Simple, Daily Delights Of Life In Medellín
Every Sunday from 8 a.m. until 1 p.m., a bustling farmer’s market springs to life at Parque Presidenta, in the heart of El Poblado, Medellín, Colombia. This mercados campesinos is a feast for the senses. Tables are piled high with colorful vegetables and fruits, and the earthy aromas of coffee and baked goods greet you as you approach.
The market draws multigenerational families, dog owners and their four-legged friends, as well as runners and walkers attending Ciclovia, the weekly event that closes the southbound lanes of Avenida El Poblado to all motorized traffic every Sunday morning.
The market area is busy each Sunday, with children and dogs running and playing in the grassy areas all around. Kids laugh and squeal with delight, and dogs spin in circles and bark, as if to say, “Yes, free at last!” Dogs are allowed off leash here, but the pets, like the children, are very well behaved.

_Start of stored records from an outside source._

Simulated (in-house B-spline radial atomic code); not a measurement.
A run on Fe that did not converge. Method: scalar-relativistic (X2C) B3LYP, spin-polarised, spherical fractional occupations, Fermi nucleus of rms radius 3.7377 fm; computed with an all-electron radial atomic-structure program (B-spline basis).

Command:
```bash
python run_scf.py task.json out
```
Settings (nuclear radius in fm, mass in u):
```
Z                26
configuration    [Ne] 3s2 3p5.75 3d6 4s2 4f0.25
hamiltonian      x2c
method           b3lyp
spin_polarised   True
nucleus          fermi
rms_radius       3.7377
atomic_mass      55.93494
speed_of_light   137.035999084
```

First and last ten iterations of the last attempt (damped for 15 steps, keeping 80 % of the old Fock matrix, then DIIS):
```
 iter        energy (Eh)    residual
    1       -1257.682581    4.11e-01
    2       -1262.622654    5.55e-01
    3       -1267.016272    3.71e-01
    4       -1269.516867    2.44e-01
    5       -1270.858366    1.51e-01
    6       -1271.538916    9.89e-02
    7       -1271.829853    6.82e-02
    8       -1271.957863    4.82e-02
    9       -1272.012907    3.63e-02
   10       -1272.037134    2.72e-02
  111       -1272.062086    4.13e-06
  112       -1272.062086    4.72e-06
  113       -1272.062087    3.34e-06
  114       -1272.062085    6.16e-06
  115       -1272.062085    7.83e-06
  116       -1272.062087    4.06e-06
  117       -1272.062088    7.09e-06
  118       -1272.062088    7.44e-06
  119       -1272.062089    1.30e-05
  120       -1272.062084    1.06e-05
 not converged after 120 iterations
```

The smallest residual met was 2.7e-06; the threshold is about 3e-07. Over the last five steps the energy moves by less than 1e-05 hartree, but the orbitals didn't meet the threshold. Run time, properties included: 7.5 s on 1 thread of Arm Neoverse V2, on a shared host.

If you are here to shop, you need to jump right in and work your way up to the tables, carts, crates, bags, and platforms of food amongst the crowd of others bartering and buying. You can’t be shy. The vendors create quite a ruckus, hawking their items for sale and yelling prices back to questioning patrons. Shoppers search for specific vegetables and pick through boxes for the freshest fruits. Spanish is the predominate language, of course, but you do hear a few English words float by on the breezes. When people realize that you speak English, most try to use the few phrases they know, always with big smiles on their faces.
Colombians take their shopping seriously. However, if I catch someone’s eye and smile, they break into a grin and say, “Buenos dias, como esta?” The vendors are eager to help you choose their produce instead of the items at the next table, but they’ll cross-sell to their neighbors if they don’t have what you’re looking for. When we have struggled with our limited Spanish, often someone nearby steps up to help interpret. It can be a challenge, this weekly shopping trip, but we have been able to communicate well enough to buy what we want without too much trouble. And these weekly market visits are definitely helping to improve our Spanish.
In addition to the farmers and their fresh produce, the market hosts folks selling ready-to-eat food. Kiosks offer freshly prepared arepas, sausages, fruit juices, brewed coffee and tea, empanadas, and doughnuts. After a sweaty workout at Ciclovia, we like to reward ourselves with gourmet helado (ice cream). I usually choose the basil ice cream (it’s seriously good) or Nutella flavor, while my husband opts for the fresh fruit frozen yogurt of the day.
The wide variety of veggies on display each week is impressive and includes options I had never seen before moving to Colombia and had no idea how to prepare, but I’m learning. You can also buy local coffee (whole beans and pre-ground), homemade granola, sweet and savory breads, eggs, jams and jellies, sauces (including a fantastic basil pesto), as well as herbs, home remedies, and other natural products.
The best part about the mercado is that everything is organic, fresh, and reasonably priced. A week’s worth of fruit, vegetables, and eggs (not to mention all of the entertainment at the market) costs us around 30,000 pesos. That amounts right now to US$12.45. Believe me, it is money well spent.
The mercados campesinos is open every Sunday under the canvas awnings in Parque Presidenta, which is located just north of the Hotel Dann Carlton on Carrera 43B, Avenida el Poblado. Medellín also hosts other farmer’s markets, on different days, at different locations throughout the city.